Straphanger is a nickname for a standing subway or bus passenger who grips a hanging strap (nowadays usually an overhead horizontal bar) for support. The name is thought to have originated in the late 19th century when elevated trains had leather straps for the passengers to hold on to.
More generally, it has come to refer to a commuter who uses public transportation:
- 16 April 1893, Chicago Daily Tribune, pg. 33:
- But Lili (a dwarf elephant – ed.) weighs only seventy pounds and her tread would not affect a corn as much as that of the dudish strap-hanger whose equilibrium has been disturbed by the sudden jerk of a green gripman.
- 22 February 1896, Chicago Daily Tribune, pg. 7:
- “No sane man,” said a North-sider yesterday who has been a strap-hanger for years, “expects the street car lines to furnish seats for every passenger during the rush hour morning and evening.”
- 19 April 1899, New York Times, pg. 6:
- When the offer of the Metropolitan Street Railway Company to build the underground railroad was published, the million strap-hangers were silent, inert, and helplessly contemplative.

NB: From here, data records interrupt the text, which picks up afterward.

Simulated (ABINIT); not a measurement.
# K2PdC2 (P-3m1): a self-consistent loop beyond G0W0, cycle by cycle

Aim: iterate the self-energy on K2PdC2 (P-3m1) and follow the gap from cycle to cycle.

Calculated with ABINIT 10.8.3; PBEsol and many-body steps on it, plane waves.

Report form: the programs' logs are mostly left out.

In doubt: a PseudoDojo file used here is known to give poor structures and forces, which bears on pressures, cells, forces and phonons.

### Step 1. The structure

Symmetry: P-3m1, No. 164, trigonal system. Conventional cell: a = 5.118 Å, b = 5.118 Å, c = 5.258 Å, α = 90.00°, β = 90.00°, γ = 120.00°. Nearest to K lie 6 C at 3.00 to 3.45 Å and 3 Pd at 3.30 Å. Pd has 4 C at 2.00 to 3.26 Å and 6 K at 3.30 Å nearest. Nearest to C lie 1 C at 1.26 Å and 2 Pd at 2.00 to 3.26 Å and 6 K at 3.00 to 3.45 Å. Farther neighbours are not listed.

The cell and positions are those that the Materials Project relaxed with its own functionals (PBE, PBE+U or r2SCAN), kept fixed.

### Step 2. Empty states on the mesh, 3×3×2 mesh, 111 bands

- "An imposing and formal man, Prescott Bush commuted for years to Grand Central Station, then rode down to Wall Street on the subway. 'He'd die now,' according to George's sister Nancy, 'with limos picking them up. He was a straphanger.'" — Andrew Delbanco, "Self-Remade Man," The New York Times review
Primarily Army Special Forces and Airborne Infantry/Ranger units:
- Military Meaning 1: A parachutist who volunteers to make a jump with a different platoon, team or group – he is said to “Strap Hang” on to the “stick” of Jumpers. The actual term “Strap Hang” is derived in this Military Airborne context because prior to exiting the aircraft, the line of jumpers (known as a “stick”) stands in a line, facing the paratroop door – with their “static line” hooked to an Anchor Line Cable running the length of the aircraft. They grip the static line in their hand and literally – hang on to it as the aircraft makes its way to the drop zone – thus the term “straphanger”. Essentially all the jumpers are straphangers – but the term is only applied to those who were added at the last minute to the jump manifest or who volunteered to jump, coming from a different unit.
- Military Meaning 2: A person who is accepted by a Special Forces or Airborne Infantry/Ranger platoon or team into their closed circle of trusted friends and acquaintances, and is included as an honorary member of the group – mostly during social gatherings however.
- "Straphanger" is sometimes used to mean a person who benefits from the actions and exertions of someone else, with no efforts of their own; someone who is "just along for the ride". (See also free rider problem.)
- Alternatively, "straphanger(s)" may refer to the easy targets of pick pockets on crowded public transportation.
- In the military slang used by airborne units: airborne qualified personnel conducting an airborne operation with another unit.
- In the central Down East region of Maine, straphanger has become an insult used against persons who are perceived as being "from away". The term is generally restricted to use by the lower social strata of the area.
A film was made in 1922 called The Straphanger.